FROM OCTOBER 1757 TO OCTOBER 1758,

BOTH INCLUSIVE.

TO THE READER.

THE HERXIT, (first published about forty-five years ago) was among some of the author's earliest writings; and having been well received, by the more serious part of his readers, at that time, he resolved to give it a place among such works of his, as he might afterwards be induced to think, in any degree, worthy of being collected from their original fugitive state; and of being preserved and bequeathed to posterity (or at least to his surviving friends) in a more permanent way, by means of the press.

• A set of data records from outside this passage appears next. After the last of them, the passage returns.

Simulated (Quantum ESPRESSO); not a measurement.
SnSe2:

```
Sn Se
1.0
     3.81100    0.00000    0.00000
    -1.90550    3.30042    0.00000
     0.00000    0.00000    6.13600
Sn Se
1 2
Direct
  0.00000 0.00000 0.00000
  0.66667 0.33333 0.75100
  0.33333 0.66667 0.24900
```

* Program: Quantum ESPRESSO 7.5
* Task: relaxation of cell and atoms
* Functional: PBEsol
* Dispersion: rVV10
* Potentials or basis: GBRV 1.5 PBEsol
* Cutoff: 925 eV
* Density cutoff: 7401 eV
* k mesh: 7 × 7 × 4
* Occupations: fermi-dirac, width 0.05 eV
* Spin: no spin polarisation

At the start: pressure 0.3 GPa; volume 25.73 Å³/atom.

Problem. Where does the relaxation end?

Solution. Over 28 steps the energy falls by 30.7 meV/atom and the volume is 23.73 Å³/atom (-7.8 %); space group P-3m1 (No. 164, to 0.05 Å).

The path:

The subjects treated of by the HERMIT, in his fourth and fifth numbers, and his soliloquies in the second and sixth, hav. ing so close a relation to some of the foregoing Sermons, and especially to those from 1. Thess. chap. iv. (On Death, a Resurrection from the Dead, a future Judgment and an eternal World to come) determined the author's choice of this volume, as the proper place, to give the HERMIT's speculations a chance for longer life. In the manner of composition (though the subjects are allied) there may be found some difference between juvenile writings, and those of advanced age; between compositions for a periodical work, and the public at large; and compositions for the pulpit, or a particular congregation. But the comparison of this difference will not be displeasing to ingenuous readers.

THE HERMIT, No. I.

TO THE

PROPRIETORS OF THE AMERICAN MAGAZINE;

OCTOBER, 1757.

GENTLEMEN,

SEQUESTERED as I am from the world and most of its concerns, your plan for publishing an American Magazine has found its way to my retreat. - As I have always been a friend to works of this nature, especially when their chief end is made to consist in advancing the interest of religion, virtue and knowledge, I find myself strongly prompted, both by duty and inclination, to contribute my endeavours, and give all the assistance in my power, for promoting a design that appears so well calculated for the public good. It is, therefore, my purpose, to offer you my reflections, once a month, upon such subjects as correspond with the character which the good providence of heaven has called me to sustain; and these, you may easily guess, will be of the serious, moral, and religious kind.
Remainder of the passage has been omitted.